From:        Michael Wall <[hidden email]>
To:        [hidden email]
Date:        23/05/2017 17:20
Subject:        Re: empty tablet direcoties on HDFS




Was your cluster with the batch writer done spitting and moving data?  That is a lot of splits that got generated.  When a tablet is split, the files are inspected and potentially assigned to both new tablets.  Compacting that range will rewrite the data into files for each tablet so rfiles contain only data for their range.  Dave is suggesting a compaction for that reason, as it will re"distribute" the data in the rfiles.  Eventually, it should get to the same state you saw with the bulk import test.  For the batch writer test and the 3 tablets with all the data, what does inspecting the rfile show you about the range of data in those?

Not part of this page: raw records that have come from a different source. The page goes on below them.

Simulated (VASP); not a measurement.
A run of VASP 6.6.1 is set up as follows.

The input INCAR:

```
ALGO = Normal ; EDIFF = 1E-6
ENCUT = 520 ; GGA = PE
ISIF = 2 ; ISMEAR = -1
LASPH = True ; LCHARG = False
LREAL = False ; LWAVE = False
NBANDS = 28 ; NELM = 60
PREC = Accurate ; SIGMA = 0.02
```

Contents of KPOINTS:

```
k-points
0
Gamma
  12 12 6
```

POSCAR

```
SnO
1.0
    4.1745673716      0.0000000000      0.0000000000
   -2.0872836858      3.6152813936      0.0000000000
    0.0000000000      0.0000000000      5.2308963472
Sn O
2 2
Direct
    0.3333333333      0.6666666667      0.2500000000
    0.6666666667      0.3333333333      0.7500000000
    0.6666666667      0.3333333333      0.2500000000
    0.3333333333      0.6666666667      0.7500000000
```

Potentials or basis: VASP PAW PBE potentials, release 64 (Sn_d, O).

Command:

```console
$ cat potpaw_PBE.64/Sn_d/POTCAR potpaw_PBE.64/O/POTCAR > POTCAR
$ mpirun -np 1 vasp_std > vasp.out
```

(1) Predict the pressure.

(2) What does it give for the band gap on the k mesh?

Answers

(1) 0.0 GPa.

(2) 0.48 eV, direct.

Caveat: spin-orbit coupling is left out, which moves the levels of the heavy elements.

Did you create 3 splits when you bulk imported?  Or did you create the 1.01 splits?

On Tue, May 23, 2017 at 8:51 AM Massimilian Mattetti <MASSIMIL@...> wrote:
Sorry Dave, but I don't get what you mean by "get distributed". Running a compaction from the shell will create one file per tablet, there is no data repartitioning involved in this process.




From:        
Dave Marion <dlmarion@...>
To:        
user@...
Date:        
23/05/2017 15:10
Subject:        
Re: empty tablet direcoties on HDFS




Does the data get distributed if you compact the table?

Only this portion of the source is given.